Simplify $ \dfrac{y^2-4y-5}{y^2+5y+4} $ to $ \dfrac{y-5}{y+4} $.

Factor both the denominator and the numerator, then cancel the common factor. $\color{blue}{y+1}$.

$$ \begin{aligned} \frac{y^2-4y-5}{y^2+5y+4} & =\frac{ \left( y-5 \right) \cdot \color{blue}{ \left( y+1 \right) }}{ \left( y+4 \right) \cdot \color{blue}{ \left( y+1 \right) }} = \\[1ex] &= \frac{y-5}{y+4} \end{aligned} $$

Multiply $ \dfrac{y-5}{y+4} $ by $ \dfrac{y^2+4y}{y^2-25} $ to get $ \dfrac{ y }{ y+5 } $.

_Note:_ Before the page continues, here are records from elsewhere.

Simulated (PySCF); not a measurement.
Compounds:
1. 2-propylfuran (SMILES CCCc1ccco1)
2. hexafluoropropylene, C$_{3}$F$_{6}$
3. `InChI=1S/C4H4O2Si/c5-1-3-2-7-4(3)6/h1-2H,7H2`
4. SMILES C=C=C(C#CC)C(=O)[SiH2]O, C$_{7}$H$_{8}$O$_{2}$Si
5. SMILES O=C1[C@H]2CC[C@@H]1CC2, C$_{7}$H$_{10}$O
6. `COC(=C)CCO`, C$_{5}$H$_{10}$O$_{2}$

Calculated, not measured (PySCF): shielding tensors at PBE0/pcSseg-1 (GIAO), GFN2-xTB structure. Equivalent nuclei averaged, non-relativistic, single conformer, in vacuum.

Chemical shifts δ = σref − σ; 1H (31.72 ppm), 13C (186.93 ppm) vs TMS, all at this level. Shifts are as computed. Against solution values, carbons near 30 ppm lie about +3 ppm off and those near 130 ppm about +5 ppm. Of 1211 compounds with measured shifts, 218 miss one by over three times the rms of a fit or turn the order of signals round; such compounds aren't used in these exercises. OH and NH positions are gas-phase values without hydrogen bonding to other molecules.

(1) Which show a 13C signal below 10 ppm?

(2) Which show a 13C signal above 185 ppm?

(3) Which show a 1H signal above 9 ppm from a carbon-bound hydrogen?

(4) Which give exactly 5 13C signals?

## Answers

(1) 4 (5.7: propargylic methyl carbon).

Step 1: Factor numerators and denominators.

Step 2: Cancel common factors.

Step 3: Multiply numerators and denominators.

Step 4: Simplify numerator and denominator.

$$ \begin{aligned} \frac{y-5}{y+4} \cdot \frac{y^2+4y}{y^2-25} & \xlongequal{\text{Step 1}} \frac{ 1 \cdot \color{blue}{ \left( y-5 \right) } }{ 1 \cdot \color{red}{ \left( y+4 \right) } } \cdot \frac{ y \cdot \color{red}{ \left( y+4 \right) } }{ \left( y+5 \right) \cdot \color{blue}{ \left( y-5 \right) } } = \\[1ex] & \xlongequal{\text{Step 2}} \frac{ 1 }{ 1 } \cdot \frac{ y }{ y+5 } \xlongequal{\text{Step 3}} \frac{ 1 \cdot y }{ 1 \cdot \left( y+5 \right) } \xlongequal{\text{Step 4}} \frac{ y }{ y+5 } \end{aligned} $$